Broad or Narrow? Members Debate APS Meeting Structure
Editor's note: This is the first of two articles by Jordan Raddick on "centrifugal forces" within the APS. This article concentrates on the dynamics of APS society-wide and divisional meetings. Next month's will look at the dynamics that leads to the formation of new divisions and topical groups.
APS sponsors two general meetings a year, and many of the Society's divisions hold their own separate meetings as well. Outgoing APS President Jim Langer, writing in the Back Page of this month's APS News, fears that the increasing number of meetings threatens to divide the society. "It's not playing to the strength of a broad based membership of APS," he says.
The interplay between the divisional meetings and the society-wide general meetings has often been a source of controversy within the Society. Recently, the controversy has come up again because of Langer's concerns, because of the shrinking size of the April meeting, and because of the increasing tendency of divisions to concentrate their efforts in stand-alone meetings. The issues the meetings create are complex and defy easy solutions.

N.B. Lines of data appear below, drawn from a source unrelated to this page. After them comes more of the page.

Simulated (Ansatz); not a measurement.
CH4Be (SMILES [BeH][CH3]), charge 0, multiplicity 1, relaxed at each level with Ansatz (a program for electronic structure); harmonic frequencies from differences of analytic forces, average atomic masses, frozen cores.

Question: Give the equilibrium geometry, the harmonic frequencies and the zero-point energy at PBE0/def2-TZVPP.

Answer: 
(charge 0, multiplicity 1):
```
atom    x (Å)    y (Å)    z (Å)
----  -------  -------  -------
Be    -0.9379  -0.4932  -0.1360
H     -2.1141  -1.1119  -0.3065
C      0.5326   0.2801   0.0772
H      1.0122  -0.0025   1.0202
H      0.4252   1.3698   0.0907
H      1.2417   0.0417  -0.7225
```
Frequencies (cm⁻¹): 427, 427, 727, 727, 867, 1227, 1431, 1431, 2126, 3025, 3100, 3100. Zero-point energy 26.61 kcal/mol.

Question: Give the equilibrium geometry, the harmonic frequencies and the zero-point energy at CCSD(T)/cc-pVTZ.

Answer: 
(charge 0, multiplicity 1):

In the middle decades of the twentieth century, the Society typically met five times a year. The most general meeting came in January, when APS met jointly in New York with the American Association of Physics Teachers. Other APS meetings focused on specific topics in physics — the March meeting focused on condensed matter and materials science, while the April meeting focused on particle and nuclear physics. After World War II, when government funding for physics was high, researchers started several smaller meetings focusing on more specific topics. Attendance at the general meetings, especially the January meeting, dwindled. "It just got smaller and smaller," said Judy Franz, Executive Officer of APS. As early as 1968, the meeting left its traditional New York venue and began traveling about the country. In 1992, the January meeting was discontinued altogether.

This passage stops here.